Over the past few months I have over came a lot of fear.

There is this essence of our pure mortality that I cannot escape. It is the possibility of what Might occur which drives to action which represents fear. I recognize this as a shadow.

As I feel better and more comfortable this shadow seems to grow.

For every choice I make, behind it lies a choice which I chose not to make, which is evidence of some deeper fear.

This seems to be directly related to just the way that I think. My body's alignment. My thought process.


As the power chakra opens I have become increasingly aware of something which I refer to as the merkaba. I have sort of been experiencing a phase over the past few months where I can't tell if I am fiddling in some other persons or entity's reality or just old karma being released.

I don't know if I have grown really skillfull in avoiding these energies or entities or old patterns or if I am just repressing or avoiding something. This seems to be the nature of my power chakra game.

Any insights?

Blessings,
Scott





Vyana

Not so much of insights, probably, but I am grateful that you brought it up. When I was 12 years old I was confronted with the reality of death, as a close relative passed away. It almost scared me to death and I was very frightened for several years. My kundalini awakening when I was 12 or 13 and releasing a lot of strong feelings which I did not understand where they came from did not make it any easier. When I was 15 I started to meditate (TM) and eventually learned how to use the meditation to get relaxed and cool down when I was frightened. Afterwards I have rarely thought of that fear for about 30 years. But when I read you post the memory came up and soon there was intense heat in my whole body. I realized the tummo fire had been working on this fear while I was kind of anaesthetized from it and that I was ready to let go of it and relax. This feels really fine.
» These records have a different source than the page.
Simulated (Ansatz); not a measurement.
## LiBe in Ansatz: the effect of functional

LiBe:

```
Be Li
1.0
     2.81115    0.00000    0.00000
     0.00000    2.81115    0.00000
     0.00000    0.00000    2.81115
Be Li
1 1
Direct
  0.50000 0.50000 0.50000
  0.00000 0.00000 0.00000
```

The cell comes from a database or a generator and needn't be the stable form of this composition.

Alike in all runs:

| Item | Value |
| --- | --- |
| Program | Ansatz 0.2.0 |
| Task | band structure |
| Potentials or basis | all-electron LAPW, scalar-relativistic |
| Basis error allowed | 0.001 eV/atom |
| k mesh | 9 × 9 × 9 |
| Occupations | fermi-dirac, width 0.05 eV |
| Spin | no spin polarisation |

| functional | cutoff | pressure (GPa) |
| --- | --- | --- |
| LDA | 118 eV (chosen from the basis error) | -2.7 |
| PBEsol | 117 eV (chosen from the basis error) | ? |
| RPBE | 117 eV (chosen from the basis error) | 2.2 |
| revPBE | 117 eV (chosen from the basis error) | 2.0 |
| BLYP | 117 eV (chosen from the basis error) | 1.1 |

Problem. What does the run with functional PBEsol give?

In latter years, fear to me has been my brain working overtime taking me out of the now. In the now, there are no overwhelming fears or other bad feelings. But when I leave the now and let my brain work out possible scenarios, I can get frightened from what I se, in spite of the fact that it is not real. So, staying in the now is a way to avoid fear.

I have also just recently been aware of the fact that when I feel bad, it seems that I am most often picking up other peoples%rsquo feelings. I suspect it has been like that my whole life or at least since my early teens. During some periods I have often had strong bad feelings together with groups of other people. I thought the feelings were my own, but did not understand where they came from. A few weeks ago I was discussing with some people how we felt and how we had felt on some earlier occasions. Then I realized I had had the same feelings without any reason I could understand, which they had had for a reason. So I was convinced I had been picking up their feelings, including fears.